Maturing Meta-Science Was On Show In Washington DC

    Stanford, 7 April 2017

    Meta-Research is coming of age. This is the energizing insight that I brought home from Washington DC, where I had joined the recent Sackler Colloquium held at the National Academy of Sciences. Organized by David B. Allison, Richard Shiffrin and Victoria Stodden, and generously supported by the Laura and John Arnold foundation and others, the colloquium brought together experts from all over the academic and geographic world, to discuss “Reproducibility of Research: Issues and Proposed Remedies”.

    The title was great but, let’s be honest, it didn’t promise anything exceedingly new. By now, small and large events announcing this or similar themes take place regularly in all countries. They absolutely need to because, even though we seem to understand relatively well the biases and issues that affect science the most – as we showed in a recent paper – we are far from having an accurate picture of the issues at hand, let alone devising adequate solutions. Needless to say, it was an absolute honor and a real pleasure for me to take part as a panelist, with the task of closing the day dedicated to “remedies”.

    Never judge a conference by its title. Something new was in the DC air – or at least that’s what I felt. That certain sense of déjà entendu, that inevitable ennui of the converted who is preached to, were not there. In their place, was the electrifying impression that debates were surging, that meta-science was truly in the making.

    Every topic was up for debate and no assumption seemed safe from scrutiny. Talks, questions and discussions felt mature, prudent and pragmatic, and yet they expressed an exciting diversity of experiences, opinions, ideas, visions and concerns.

    Much praise, therefore, goes to the organizers. The lineup of speakers cleverly combined meta-research household names - like Brian Nosek, and David Moher - our ex-visiting scholar whom we sorely miss – with voices that are less commonly heard in the meta-research arena. Lehana Thabane, for example, who discussed reporting practices, and Emery Brown, whose appeal to teach statistics in primary school ought to be broadcast the world over.

    Most importantly, however, the program included reputable counter-voices. For example, that of Susan Fiske, who has been under fire for her “methodological terrorism” remarks and is now studying scientific discourse in social media. Or that of Kathleen Hall Jamieson, who warned about the public image damages caused by an exceedingly negative narrative about science. Videos of all talks are available from the Sacker YouTube Channel.

    As I argued in my session, whilst we should definitely strive to improve reproducibility and reduce bias wherever we see it, we have no empirical basis to claim that “science is broken” as a whole, or indeed that science was more reliable in the past than it is today. We simply do not know if that is the case and the difficulties in defining and measuring reproducibility were well illustrated by Joachim Vandekerckhove, Giovanni Parmigiani and other speakers. Indeed, the very meaning of reproducibility may be different across fields, as our opinion piece led by Steven Goodman argued last year.

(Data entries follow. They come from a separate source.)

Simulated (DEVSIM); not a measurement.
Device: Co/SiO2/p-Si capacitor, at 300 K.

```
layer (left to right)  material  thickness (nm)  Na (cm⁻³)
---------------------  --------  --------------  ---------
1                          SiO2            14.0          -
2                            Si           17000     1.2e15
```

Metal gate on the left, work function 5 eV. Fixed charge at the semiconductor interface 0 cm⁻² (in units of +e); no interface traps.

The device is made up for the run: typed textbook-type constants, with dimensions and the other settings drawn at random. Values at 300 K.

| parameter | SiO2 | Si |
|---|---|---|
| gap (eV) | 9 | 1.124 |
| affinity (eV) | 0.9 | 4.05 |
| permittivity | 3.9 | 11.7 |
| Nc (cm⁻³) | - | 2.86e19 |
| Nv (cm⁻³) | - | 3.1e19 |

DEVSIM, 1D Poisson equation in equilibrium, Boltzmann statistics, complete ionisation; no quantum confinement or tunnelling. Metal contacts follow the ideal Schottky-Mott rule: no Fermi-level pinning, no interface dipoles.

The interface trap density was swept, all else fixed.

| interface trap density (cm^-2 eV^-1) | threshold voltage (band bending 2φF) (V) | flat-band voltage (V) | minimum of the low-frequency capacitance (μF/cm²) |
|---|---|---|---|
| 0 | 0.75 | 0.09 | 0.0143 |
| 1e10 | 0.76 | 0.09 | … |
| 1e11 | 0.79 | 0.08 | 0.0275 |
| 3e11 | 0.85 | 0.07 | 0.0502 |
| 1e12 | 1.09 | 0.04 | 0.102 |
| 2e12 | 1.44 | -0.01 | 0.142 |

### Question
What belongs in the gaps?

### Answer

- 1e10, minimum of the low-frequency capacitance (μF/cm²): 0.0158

    Despite, or perhaps because of these difficulties, the best evidence at the moment seems to me to suggest that biased and false results are very irregularly distributed across research fields. The scientific enterprise badly needs interventions in specific areas, but as a whole is still relatively healthy. This is also what my past studies on positive study conclusions, retractions, corrections, scientific productivity and our most recent meta assessment of bias suggest.

    Moreover, we do not need to believe that science is totally broken to endorse initiatives to improve reproducibility. Alternative narratives were offered, implicitly, by some of the speakers. These include Victoria Stodden, who on the first day showed how computational methods (i.e. the field where the concept of “reproducible research” was invented) are pervading all sciences, bringing into them new standards of reproducibility. A narrative of industrialization of the research process was suggested by Yoav Benjamini and one of democratization of knowledge by Hilda Bastian.

    My assessment of the condition of modern science could be wrong, of course, and my remarks were met by several skeptical comments by the public. These were naturally welcome, because only diversity and debate allow a research field to make progress and mature. Meta-science, this latest event proved to me, is certainly doing so.